The Power Nine | Teen Ink

The Power Nine

August 24, 2009
By Betsy Morgan BRONZE, Hinsdale, Illinois
Betsy Morgan BRONZE, Hinsdale, Illinois
1 article 0 photos 0 comments

It is few times in your life that nostalgia takes its full affect on you, and I have come to realize that one of its greatest weapons is the higher education-college. And I’m not even the one enrolling.

My brother is 5 ½ years older than me. All my life, my brother was bigger, stronger, smarter, and better than me. I used to spend my younger days scheming ways that I could outsmart him and prove that I was more than a mere five-year-old. Of course, I was a five-year-old, and he could easily get to me with the simplest of reverse psychology. Pokémon, Yug-Hi-Ho, and a number of other games during our fun babysitting sessions, all won by my big bro. My brother was also more popular than me. However, he had access to an entire grade, not just a 1st grade class, but still. He always was out with his friends, had them over. In grade school, mostly for cap guns, paintballing, and videogames. As he and I grew up, however, they became more of a bonding experience than ever, especially when his senior year came. I think he came to realize that he was going to have to part with his Hinsdale life, family and friends, to embark on his college journey at the University of Iowa. So he began to appreciate the bond he had with his friends, and brothers, The Power Nine.

Will (my brother), Jad, Zach, Chris, Eddie, Luke, Kazer, Dan, and Woodle. Nine friends, together from elementary and middle school, to their last days of senior year. I feel as if I was like the bystander behind the Plexiglass- I was able to catch glimpses of them, growing up and growing closer, but I never really interacted. So to the outside eye, they were just guys. Hanging out, doing whatever it is guys do (I’m a girl, so I really don’t have any experience). But I realized that they had bonded together over some of the toughest years of their lives, years that I haven’t even begun yet. They were together to find themselves, and found that they were still, and always will be, friends, brothers--The Power Nine.
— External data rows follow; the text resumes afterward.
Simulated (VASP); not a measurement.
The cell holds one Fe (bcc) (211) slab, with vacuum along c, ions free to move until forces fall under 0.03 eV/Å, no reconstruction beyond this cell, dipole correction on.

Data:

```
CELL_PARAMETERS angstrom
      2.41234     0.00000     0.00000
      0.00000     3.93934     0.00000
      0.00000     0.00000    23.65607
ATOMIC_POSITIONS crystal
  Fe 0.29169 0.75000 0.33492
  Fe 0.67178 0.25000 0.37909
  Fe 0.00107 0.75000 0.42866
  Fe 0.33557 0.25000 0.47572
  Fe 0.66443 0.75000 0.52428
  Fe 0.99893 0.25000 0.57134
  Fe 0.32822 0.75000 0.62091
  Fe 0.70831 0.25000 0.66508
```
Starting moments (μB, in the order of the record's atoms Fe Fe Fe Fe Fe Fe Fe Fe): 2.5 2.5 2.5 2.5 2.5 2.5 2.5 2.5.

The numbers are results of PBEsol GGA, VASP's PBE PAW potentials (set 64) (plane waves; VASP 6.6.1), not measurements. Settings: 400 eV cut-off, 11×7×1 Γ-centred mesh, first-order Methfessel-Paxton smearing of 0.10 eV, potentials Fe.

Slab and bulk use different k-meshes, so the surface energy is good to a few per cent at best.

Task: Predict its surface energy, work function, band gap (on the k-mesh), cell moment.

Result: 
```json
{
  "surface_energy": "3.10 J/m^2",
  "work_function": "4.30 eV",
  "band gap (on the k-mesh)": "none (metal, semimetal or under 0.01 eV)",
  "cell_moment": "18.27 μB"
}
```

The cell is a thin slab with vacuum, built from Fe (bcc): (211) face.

So in the final days of summer, when everyone is packing up stuff for college, last minute storage trips to the Container Store, and saying goodbye to friends and loved ones, it felt as if the major chapter of their lives, the only one they’ve ever none, is ending. They all were scattering around the country, from the far western Washington, to the southern Mizzou, and they wouldn’t see each other more than the 2 or 3 breaks until the next summer. I’d like to think that they weren’t just saying goodbye, they were saying good luck, and when you get back, no matter how different we’ve become or the new things we’ve discovered about ourselves, we’ll pick up where we left off-always. Of course, they’re guys, so a ‘See you at Thanksgiving’ is the average farewell. But, as another way of saying this, the guys decided to make one final tribute to their lives together, and the lives they are about to live before them. When you see it, you realize the way they’ve all grown up, and that they’re all going to be okay. As a sister, I know that my big brother, the one that could do anything, will love college, and will be able to keep the bonds with his family. His parents, his sister, and his brothers. The Power Nine.